RIYADH: Saudi Arabia has issued 1,346 new industrial licenses in 2024, attracting over SR50 billion ($13.3 billion) in new investments, a recent report revealed.

Private sector investments in industrial cities and zones totaled SR1.9 trillion, and the number of licensed workers in the field was 1.09 million, with a 36 percent Saudization rate, the analysis by the Kingdom’s Ministry of Industry and Mineral Resources said.

The new figures are consistent with the nation’s efforts to transform its industrial sector to boost the number of factories to 36,000 by 2035, of which 4,000 will be fully automated. The goal is part of the Kingdom’s strategy to foster a dynamic, innovation-driven industrial sector.

They also align with data from January, when the country’s industrial production index rose by 1.3 percent year-on-year, driven by ongoing growth in manufacturing and waste management, according to the General Authority for Statistics. Monthly, the index remained stable at 103.9, unchanged from December.

“We have all the capabilities to achieve a competitive and sustainable industrial economy, including ambitious young talent, a distinguished geographical location, rich natural resources, and leading national industrial companies,” the report said, citing Crown Prince Mohammed bin Salman. 

“Through the National Industrial Strategy and in partnership with the private sector, the Kingdom will become a leading industrial power, contributing to securing global supply chains and exporting high-tech products to the world,” he added.

The ministry has also developed 454 investment opportunities worth SR143 billion, which are linked to the industrial sectors targeted in the National Industrial Strategy.

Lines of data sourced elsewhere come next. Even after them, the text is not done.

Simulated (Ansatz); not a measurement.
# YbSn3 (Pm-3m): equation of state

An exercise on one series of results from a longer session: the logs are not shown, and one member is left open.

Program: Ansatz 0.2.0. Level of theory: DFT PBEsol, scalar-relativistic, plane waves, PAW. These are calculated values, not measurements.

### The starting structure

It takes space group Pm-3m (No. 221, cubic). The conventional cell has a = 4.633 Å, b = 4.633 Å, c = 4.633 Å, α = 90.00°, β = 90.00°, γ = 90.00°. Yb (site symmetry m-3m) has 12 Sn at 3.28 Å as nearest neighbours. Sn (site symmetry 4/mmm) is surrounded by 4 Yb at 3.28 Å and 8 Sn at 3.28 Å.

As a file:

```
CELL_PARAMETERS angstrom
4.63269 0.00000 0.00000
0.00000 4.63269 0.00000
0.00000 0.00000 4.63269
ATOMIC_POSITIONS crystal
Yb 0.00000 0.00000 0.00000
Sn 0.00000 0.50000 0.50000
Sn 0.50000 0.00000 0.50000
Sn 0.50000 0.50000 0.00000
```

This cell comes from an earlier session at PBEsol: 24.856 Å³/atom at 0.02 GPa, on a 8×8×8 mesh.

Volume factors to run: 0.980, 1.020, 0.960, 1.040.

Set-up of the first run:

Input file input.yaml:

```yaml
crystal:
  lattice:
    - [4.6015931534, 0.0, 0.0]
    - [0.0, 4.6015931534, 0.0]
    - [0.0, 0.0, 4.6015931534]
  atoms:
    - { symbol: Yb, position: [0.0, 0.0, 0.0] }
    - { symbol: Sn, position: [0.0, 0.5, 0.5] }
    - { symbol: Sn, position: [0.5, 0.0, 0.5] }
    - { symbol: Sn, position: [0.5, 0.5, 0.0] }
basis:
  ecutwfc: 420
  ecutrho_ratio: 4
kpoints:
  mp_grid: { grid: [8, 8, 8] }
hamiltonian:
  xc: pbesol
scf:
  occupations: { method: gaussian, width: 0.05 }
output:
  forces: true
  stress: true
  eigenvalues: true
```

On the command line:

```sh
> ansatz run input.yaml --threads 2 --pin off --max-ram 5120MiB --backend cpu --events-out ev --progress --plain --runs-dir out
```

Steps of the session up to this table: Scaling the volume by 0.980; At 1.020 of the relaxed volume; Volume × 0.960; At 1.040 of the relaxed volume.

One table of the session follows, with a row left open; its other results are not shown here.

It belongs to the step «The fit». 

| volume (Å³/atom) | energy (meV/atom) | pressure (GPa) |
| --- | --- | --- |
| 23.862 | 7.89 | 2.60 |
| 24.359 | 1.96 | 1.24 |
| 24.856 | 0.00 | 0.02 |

The report shed light on how Saudi Arabia has achieved a global ranking of 33 in the Competitive Industrial Production Index.

“This progress reflects the Kingdom’s significant efforts to strengthen its industrial sector as part of Saudi Vision 2030, which aims to diversify the economy and reduce dependence on oil. This achievement also represents an advance of two places from the target, which is 35th place globally,” the Minister of Industry and Mineral Resources, Bandar Alkhorayef, said.

“These visions and objectives set forth major ambitions to align with the Kingdom’s position as an influential regional power within the G20 group and achieve Saudi Arabia 2030, which envisions the Kingdom as a leading industrial nation in which the mining sector is the third pillar of the national economy,” Alkhorayef added.

In June, Saudi Arabia launched the second phase of its standardized industrial incentives program to enhance competitiveness and strengthen the Kingdom’s trade balance.

Speaking at the Saudi Industry Forum in Dhahran at the time, Khalil Ibn Salamah, deputy minister of industry and mineral resources for industrial affairs, said the initiative supports the government’s efforts to drive high-value investments in priority sectors.

This comes as the nation works to position itself as a regional and global industrial hub. Since its initial launch, the program has drawn more than 1,000. Of the 118 applications received, 12 have reached the final qualification stage.